Taxes too high, too complex, too resistant to change

By: Alfredo Ortiz

Appeared in The Orange County Register on April 20, 2016


Tax Day has passed for another year, and America’s burdensome tax code still needs a major upgrade.

According to Gallup, nearly two-thirds of Americans are dissatisfied with the amount they pay in taxes. Roughly the same percentage believes federal income taxes are “too high.” (For perspective, less than 5 percent of Americans say taxes should be increased.)

This should come as no surprise. The federal government collected a record $3.25 trillion in revenue in fiscal year 2015 – and that number is expected to rise in 2016. Back in 1998 – when the government first started tracking this data – tax revenue totaled $2.5 trillion, so tax collection has seen a 30 percent increase in less than 20 years.

This year, Americans are projected to pay a total of $4.9 trillion in federal, state, and local taxes – more than the roughly $4.1 trillion they are expected to spend on food, clothing, and housing, combined.

One recent estimate found that the average American spends almost 20 percent of his or her income on federal taxes – without even counting state and local taxes. In other words, if someone makes $50,000 a year, he or she will pay an average of about $10,000 just in federal taxes.

But this blanket estimate masks huge deviations among income classes. Despite constant calls on the presidential campaign trail to increase taxes on the wealthy, the data show that massive income tax inequality exists. The top 1 percent of earners pay nearly half of all federal income taxes. And the top 20 percent of earners contribute six out of every seven dollars of federal income tax collected.

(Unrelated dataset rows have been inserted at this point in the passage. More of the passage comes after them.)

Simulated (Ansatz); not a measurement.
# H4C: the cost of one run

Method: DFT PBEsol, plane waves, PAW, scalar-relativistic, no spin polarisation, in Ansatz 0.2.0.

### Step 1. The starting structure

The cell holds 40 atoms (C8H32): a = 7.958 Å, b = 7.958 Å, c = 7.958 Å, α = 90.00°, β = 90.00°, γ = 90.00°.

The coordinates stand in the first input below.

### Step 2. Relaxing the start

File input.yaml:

Uncle Sam’s tax obsession isn’t just a matter of quantity; tax filings are also difficult waters to navigate. An estimated 80 percent of Americans consider the tax code to be “complex” or “too complex,” while 2 percent describe it as “simple” or “very simple.” Filing taxes is especially frustrating for millennials: Those 18-to-34-year-olds are much likelier to report concerns such as making a mistake, not getting a full refund or paying too much. Overall, eight in 10 millennials worry about preparing their taxes.

The business community – America’s engine of job creation – is no exception. According to a recent poll from The Job Creators Network, almost 75 percent of business owners believe they will have a more difficult time conducting business in 2016 than they did in 2015. And two-thirds of respondents blamed high taxes and tax complexity for threatening the viability of their business moving forward.

America’s corporate tax rate hovers around 35 percent – the highest in the developed world. It has remained largely unchanged since the 1980s, while the average rate among other developed countries has dropped to 23 percent. Ireland, for example, boasts a corporate tax rate of 12.5 percent.

U.S. companies doing business overseas are taxed on their domestic profits and again on profits accrued overseas. This double taxation makes it more difficult for American businesses to compete with their foreign counterparts – who are exempt from double taxes while still reaping the benefits of doing business in the U.S.

As a result, business leaders are now holding an estimated $2.1 trillion overseas to escape double taxation – money that could be used, but isn’t, to create more jobs and invest in the economy.

Yet corporate tax reform – or any tax reform, for that matter – remains an elusive goal.

That’s the takeaway from Tax Day 2016: Taxes are too high, too complex, and too resistant to change. And America’s job creators and their employees pay the price – in more ways than one.

Alfredo Ortiz is president and CEO of the Job Creators Network.